My Fair Lady: Keira Out, Carey In?

carey mulligan

Dear Keira–you are old news. Now Carey gets everything. 

Last fall we heard rumors that Keira Knightley was in talks to star as Eliza Doolittle in a remake of the classic musical “My Fair Lady,” with her frequent collaborator Joe Wright directing. At the time, I expressed my dismay about this–I have no problem with a remake of the 1964 movie starring Audrey Hepburn in an array of stunning costumes, as I don’t think it’s that great (though I’d do lots of things to win a trip back to the 1950s to see Julie Andrews perform in the original stage production). However, I wondered why they couldn’t cast someone in one of the theater’s great musicals who can, you know, sing.

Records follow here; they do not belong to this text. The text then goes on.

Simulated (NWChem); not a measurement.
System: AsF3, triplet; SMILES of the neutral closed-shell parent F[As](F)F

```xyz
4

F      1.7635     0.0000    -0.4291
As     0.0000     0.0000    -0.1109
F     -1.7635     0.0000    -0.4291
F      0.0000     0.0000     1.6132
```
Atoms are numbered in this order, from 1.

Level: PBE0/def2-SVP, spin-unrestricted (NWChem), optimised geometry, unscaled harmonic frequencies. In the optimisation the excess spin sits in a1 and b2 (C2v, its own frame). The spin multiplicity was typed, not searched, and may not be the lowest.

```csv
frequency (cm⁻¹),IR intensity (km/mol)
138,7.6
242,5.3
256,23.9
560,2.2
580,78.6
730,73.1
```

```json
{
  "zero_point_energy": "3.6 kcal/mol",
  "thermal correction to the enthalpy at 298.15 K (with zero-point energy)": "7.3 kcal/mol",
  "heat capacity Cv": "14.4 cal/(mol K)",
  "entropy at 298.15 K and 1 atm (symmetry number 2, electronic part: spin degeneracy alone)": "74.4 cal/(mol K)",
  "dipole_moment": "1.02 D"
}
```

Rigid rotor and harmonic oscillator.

Well, it looks like I don’t have to worry about admitted non-singer Keira taking over the role; apparently she and Wright are no longer involved. Luckily, the glorious Emma Thompson is–she’s rewriting the screenplay–and she said at the premiere of her new film “Nanny McPhee and the Big Bang” that she believes Carey Mulligan is now going to play Eliza.

I have no idea if Carey Mulligan can sing or not, so I won’t throw my hands up in despair yet at this news. But there’s this troubling trend I see where there’s always the latest, hot young thing on the scene and she has to be cast in everything, whether she is right for it or not. And I have the feeling that Mulligan’s name is up just because she’s that latest thing, not because anyone knows or cares whether she can sing in the kind of classic, musical theater soprano the role calls for. So the jury’s still out on how depressed I should be about this rumor, but my hopes aren’t high.

Thompson did throw out an intriguing name for the male lead, Henry Higgins–she’d like to see Hugh Grant do it. He’d be much more like Leslie Howard’s version of Higgins in the non-musical “Pygmalion,” the 1938 film of the original George Bernard Shaw play. And I mean that as a good thing, because that’s a damn fine movie. If they want to head more for the Rex Harrison type (Harrison originated the Higgins role in “My Fair Lady” onstage and played him in the movie), in age, not demeanor, I’ll toss out the name Jude Law. For those of you who don’t know the show, the role of Higgins was written for a non-singer, and Harrison pretty much just talked through his songs, so we don’t have to worry about finding a singer (though many accomplished singers have played the role). Here’s a kind of wild card name to throw out at you–how about Alfred Molina? He’d be on the older end of things, but so was Harrison. Even wilder, how about Daniel Craig? Like I said, this is the easy one because we don’t need a singer. It’s Eliza that we have to worry about. And I’m worried.